Image from Monty Python's Dead Parrot Sketch with text: It's not dead; it's resting

We’re advised to write briefly to keep our readers’ attention in this 280-character world. As copyeditors, we’re directed to cut the deadwood. In editing, “deadwood” is a word or phrase that doesn’t add anything to the sentence.

The trick, of course, is telling when something is truly dead and not merely resting.

Take in order to. Is it really deadwood?

Many usage experts think so, declaring the infinitive is fine on its own. Garner’s Modern English Usage notes that the phrase is wordy but useful when there is another infinitive already in the sentence. So while in order should be deleted from “In order to control class sizes, the district will also place seven portable classrooms at the four schools,” it could be kept in “The controversy illustrates how the forces of political correctness pressure government to grow in size and arbitrariness in order to pursue a peculiar compassion mission” because there’s already an infinitive in the sentence.

Yet there’s a flaw in that thinking.

Just because a sentence has more than one infinitive doesn’t mean we have to dress one up, as this sentence from another entry in Garner’s demonstrates: “To be sure, a subtle or complicated thought may need to be clarified by a careful restatement.”

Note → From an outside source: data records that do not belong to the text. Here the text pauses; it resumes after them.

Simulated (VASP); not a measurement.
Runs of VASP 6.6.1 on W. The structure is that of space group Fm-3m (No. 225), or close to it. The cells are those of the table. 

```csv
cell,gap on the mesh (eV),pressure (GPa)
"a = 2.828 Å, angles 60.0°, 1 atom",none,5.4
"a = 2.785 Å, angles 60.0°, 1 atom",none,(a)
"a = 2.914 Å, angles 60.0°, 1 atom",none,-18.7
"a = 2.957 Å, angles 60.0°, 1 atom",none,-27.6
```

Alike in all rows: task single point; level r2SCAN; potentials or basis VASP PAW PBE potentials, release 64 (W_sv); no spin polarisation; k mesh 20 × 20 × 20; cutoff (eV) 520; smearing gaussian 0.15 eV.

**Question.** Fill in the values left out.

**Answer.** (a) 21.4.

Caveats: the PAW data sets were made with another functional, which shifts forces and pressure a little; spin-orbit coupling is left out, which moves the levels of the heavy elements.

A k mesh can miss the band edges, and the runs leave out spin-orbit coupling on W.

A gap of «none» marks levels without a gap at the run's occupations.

In order doesn’t add a little bit of life to an infinitive. It’s part of an idiom that means “for the purpose of” (The American Heritage Dictionary), and there are plenty of examples in which in order to needs to be right where it is.

Merriam-Webster’s Dictionary of English Usage points to two examples in particular that would be worse if we deleted in order:

The critic betrays an unconscious admiration … in the sublime images he is driven to in order to express the depths of his exasperation.

John Butt, English Literature in the Mid-Eighteenth Century

I dreamed last night that I had to pass a written examination in order to pass the inspection there.

Robert Frost, letter

Perhaps that explains why we stubbornly keep using in order to: we know that in some instances it has a purpose. A quick check in Google News returned 641 million instances of the phrase. The Corpus of Contemporary American English returned 91,458 instances (1990–2019), and Google Books returned 351 million.

Clearly, we like the phrase.

Don’t reflexively hit the delete key on in order. Stop to decide whether you need just the infinitive or the idiom. Remember the idiom’s meaning, and then ask yourself:

  1. Does the idiom help avoid awkwardness, such as “driven to … to express” in the example above?
  2. Does it give the sentence a rhythm it will lose without it?
  3. Does it emphasize something that needs to be emphasized?

Perhaps your sentence will be better off without in order. But chances are good, that in order to isn’t dead—it’s just resting.

A version of this article first published on Copyediting.com on February 12, 2013.

5 thoughts on “In Order to Trim the Deadwood

  1. I may be very old fashioned, but I am inclined to disagree that there is ever a sentence that is worse for deleting “in order to”. In my experience, it generally appears in passages that the writer wants to “elevate” with more “precise” language. While it is almost always wordier than a more active alternative, it also detracts from the point of the sentence. Consider your examples: “The critic betrays an unconscious admiration … in the sublime images he is driven to in order to express the depths of his exasperation.” This could be said: “The critic betrays an unconscious admiration … in the sublime images he compulsively uses to express the depths of his exasperation.” More direct, and free of the passive “driven to”. Likewise “I dreamed last night that I had to pass a written examination in order to pass the inspection there.” Consider “I dreamed last night that I had to pass a written examination before I could pass the inspection there.” Again, more direct, fewer words, all active.

    1. My own preference is for more direct, fewer active words. But that’s a personal choice and not the only acceptable one. Sometimes indirect serves the copy better. Sometimes more words or passive words are better. Absolutes can lock us into awkward, inappropriate, or meaning-changing copy. Editing should serve the writer, the reader, and the copy rather than a set of rigid rules.

      1. I don’t like absolutes either, so perhaps I could have said “I do not recall ever seeing an instance of ‘in order to’ that a careful meaning-preserving edit couldn’t improve.” I don’t have “rigid rules” and I don’t change anything that the author considers necessary–that’s not my job. That doesn’t mean I don’t still think the sentence could be improved, but my job is to point it out, offer an alternative, and accept the author’s preference. I too think of editing like tree pruning – the owner knows how they feel about the tree, and the tree pruner’s job is to point out the problems, potential problems, and possible solutions, and then do only what the owner considers appropriate, which may be nothing.